'The Wrong War in the Wrong Place'
This is a theme that has been repeated over and over on this blog. Mr. Kerry now has taken the offensive on this issue, and it needs to keep being hammered home.
Kerry accused President Bush on Monday of sending U.S. troops to the "wrong war in the wrong place at the wrong time" and said he'd try to bring them all home in four years.
The Democrat set, for the first time, a tentative time frame for completing a withdrawal that Republican opponents say is too soon even to begin.
"We want those troops home, and my goal would be to try to get them home in my first term," Kerry said, speaking to a fellow Vietnam War veteran at a campaign stop in Pennsylvania who had asked about a timetable for withdrawal.
And Mr. Bush is playing into our national psyche: people want to believe him in a time of war:
When war psychology takes hold, the public believes, temporarily, in a "mythic reality" in which our nation is purely good, our enemies are purely evil, and anyone who isn't our ally is our enemy.
This state of mind works greatly to the benefit of those in power.
The point is that once war psychology takes hold, the public desperately wants to believe in its leadership, and ascribes heroic qualities to even the least deserving ruler.
Another president might have refrained from exploiting that surge of support for partisan gain; Mr. Bush didn't.
And his administration has sought to perpetuate the war psychology that makes such exploitation possible.
The president's war front continues to spout his simple-minded campaign theme
Bush rebuked (Kerry) for taking "yet another new position" on the war.
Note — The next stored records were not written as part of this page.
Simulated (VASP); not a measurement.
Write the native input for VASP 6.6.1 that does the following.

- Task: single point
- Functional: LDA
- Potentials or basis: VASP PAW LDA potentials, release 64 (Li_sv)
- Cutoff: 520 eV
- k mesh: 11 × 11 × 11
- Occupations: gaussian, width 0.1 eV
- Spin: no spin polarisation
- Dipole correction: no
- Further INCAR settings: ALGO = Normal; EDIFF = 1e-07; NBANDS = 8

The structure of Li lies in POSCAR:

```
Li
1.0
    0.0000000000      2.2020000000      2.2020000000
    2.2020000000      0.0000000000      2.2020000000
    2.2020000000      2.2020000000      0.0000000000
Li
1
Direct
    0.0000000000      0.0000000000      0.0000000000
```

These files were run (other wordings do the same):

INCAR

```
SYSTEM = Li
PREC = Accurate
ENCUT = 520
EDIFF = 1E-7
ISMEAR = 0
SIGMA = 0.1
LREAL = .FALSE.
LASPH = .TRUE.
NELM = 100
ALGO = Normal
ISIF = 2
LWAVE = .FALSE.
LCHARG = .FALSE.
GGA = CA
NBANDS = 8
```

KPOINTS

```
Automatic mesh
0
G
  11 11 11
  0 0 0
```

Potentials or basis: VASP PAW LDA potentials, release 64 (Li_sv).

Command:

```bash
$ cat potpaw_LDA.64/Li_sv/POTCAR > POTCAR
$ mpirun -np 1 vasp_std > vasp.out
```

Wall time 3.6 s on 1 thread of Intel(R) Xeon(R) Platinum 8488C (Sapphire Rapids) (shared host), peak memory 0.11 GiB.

But who is it that is really continuously changing his mind on the war to cover his tail? It's a president who: (1) Told us we had to go to war and that the evidence was unquestionable, (2) Told us Saddam Hussein was tied to Al Qaeda and that he had large numbers of WMD available (3) Told us last week that the war on terror was unwinnable and then changed his mind, (4) Told us that there may have been some miscalculations but that he'd go to war in Iraq again.
This is a president who made a critical national decision on evidence he wanted to believe, and then afterwards had to contrive the reasons why. This is a president who, when he is away from his speechwriters admits that he doesn't have the answers for the war on terrorism and then, when the mistake is revealed, changes his mind.
No, this is the real King of Flip-Floppers. He's hoping that his war psychology will be just enough to get him reelected. He doesn't have anything else, period.